Gallery

1882, chin of nietzsche, invisible orchestra, double basses clamour to escape

Which is the title to the only image I will show today. As we come closer and I spend more time in the theatre, I don’t want to show yet all I am seeing; some photos will only appear after the 27th.

Nietzsche, yes. Contra Wagner. The overture to the first act, his visage looms over the stage, peering into the darkness of jardin, only the conductor and a pianist. A snake falls. I am one row below the gods, hanging above the glow of the rehearsal desks. Start again. Darkness. The curtain does not rise, but dissolves. More darkness. A glimmer. A forest. Where there is no light, blacker still yet, voices sing.

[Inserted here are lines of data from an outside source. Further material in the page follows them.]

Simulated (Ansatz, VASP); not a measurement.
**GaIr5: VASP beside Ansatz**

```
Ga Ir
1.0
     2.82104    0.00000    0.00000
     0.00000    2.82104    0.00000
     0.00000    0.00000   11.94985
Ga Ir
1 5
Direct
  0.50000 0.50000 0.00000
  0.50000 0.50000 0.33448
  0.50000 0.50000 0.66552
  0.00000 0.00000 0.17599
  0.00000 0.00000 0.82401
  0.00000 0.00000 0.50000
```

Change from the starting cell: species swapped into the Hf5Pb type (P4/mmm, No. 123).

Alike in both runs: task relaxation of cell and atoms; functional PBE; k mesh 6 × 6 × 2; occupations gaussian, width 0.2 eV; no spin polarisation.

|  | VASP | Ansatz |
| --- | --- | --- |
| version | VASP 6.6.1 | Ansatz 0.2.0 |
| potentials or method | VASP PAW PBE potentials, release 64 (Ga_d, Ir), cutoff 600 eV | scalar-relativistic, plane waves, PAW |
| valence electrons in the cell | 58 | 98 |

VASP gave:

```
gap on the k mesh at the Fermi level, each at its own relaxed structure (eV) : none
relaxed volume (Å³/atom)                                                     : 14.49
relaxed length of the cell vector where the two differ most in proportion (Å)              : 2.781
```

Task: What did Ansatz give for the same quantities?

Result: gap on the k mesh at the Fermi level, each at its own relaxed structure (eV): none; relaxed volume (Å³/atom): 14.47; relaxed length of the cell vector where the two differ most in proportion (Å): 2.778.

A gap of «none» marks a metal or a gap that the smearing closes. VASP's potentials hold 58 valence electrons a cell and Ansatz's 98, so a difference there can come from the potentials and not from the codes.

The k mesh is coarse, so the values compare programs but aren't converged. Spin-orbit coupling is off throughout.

I have not seen enough – the first act only about half, the third not at all; the second, either drunk in the ropes or off-stage I know best but nonetheless fragmented – to feel I can remark with authority or certainty on what I am experiencing, but I shall say some things anyway. It feels uncertain and elusive. Amidst it, within, there is little to grasp that gives comfort, that assures one’s performance is effective or even has a point or reason. It is difficult to trust.

I imagine a black theatre filled with a thousand people, the uncanny spirit this gives which can be come by through no other means, seeing into this darkness, past Nietzsche, these voices of Gurnemanz, Amfortas, Kundry, coming from the pit of absent light, the storm of the orchestra, the music, Wagner, the forest and what happens therein, it could overwhelm utterly.

We had a run later yesterday with the same piano and baton, white bodies, wigs, the white of the space, the floor, the chasm facing towards the audience also a white haze, difficult for all the new things (the body paint dries the skin and causes the ropes to stick instead of slide, biting into the skin – something we will find a solution for, or just get used to, adapt, work around). It seems not so much goes on, but my camera in the care of one in the audience captured this all, and watching it last night and again today, the scene has something compelling, almost violent.

There is an intellectualism afoot in the mise en scene I think some people will hate, or simply not understand and so feel angry and frustrated. Well, they can always close their eyes and listen to the music and voices. This, I think, is where Roméo is playing out the drama and emotions; not in acting or staging and set. There is perhaps no need to make these additions to this that merely reiterate, to sing of a Zauberschloss and thereafter assemble an entire one across the volume of the stage. And in this space created by dispensing, addressing Wagner and his Parsifal …

Is Wagner’s Parsifal his secret, superior laugh at himself, his triumph at attaining the final, supreme freedom of the artist, his artistic transcendence? As I said, it would be nice to think so: because what would an intentionally serious Parsifal be like? Do we really need to see in him ‘the spawn of an insane hatred of knowledge, mind and sensuality’ (as someone once argued against me)? A curse on the senses and the mind in one breath of hate? An apostasy and return to sickly Christian and obscurantist ideals? And finally an actual self-denial, self-annulment on the part of an artist who had hitherto wanted the opposite with all the force of his will, namely for his art to be the highest intellectualization and sensualization? And not just his art: his life too.

Is this what Roméo plays with, Nietzsche’s On the Genealogy of Morality? With intellectualisation and sensualisation? I know when the blumenmädchen are singing it is physically affecting, I mean to say, god, it is like sex, and later with Andrew and Anna, and the return of the leitmotif from Act I’s Vorspiel, has such a melancholy and loneliness … or it could just be an accumulation of scraps taken from here and there, starting from Wikipedia, and I’m merely retracing all this here.

Even so, that is not necessarily a disparaging remark, after all, this is how I make work, following traces, and so there comes a substantial familiarity, the process is not superficial nor careless. And when this is repeated over years, it builds like layers of sediment, in which can be found like archaeology.

It is late again though, and tomorrow more whitening and ropes. Today we spent a quiet some hours in the back of Marlibran again working on details of the suspensions. Anna came to visit with her breathing coach, also Anna (we will all change our names to Anna and when Roméo says, “Anna” will all turn towards him, “Yes!?”), to work on her screams. While Gala hung, she was there howling, lying on her back, legs spread.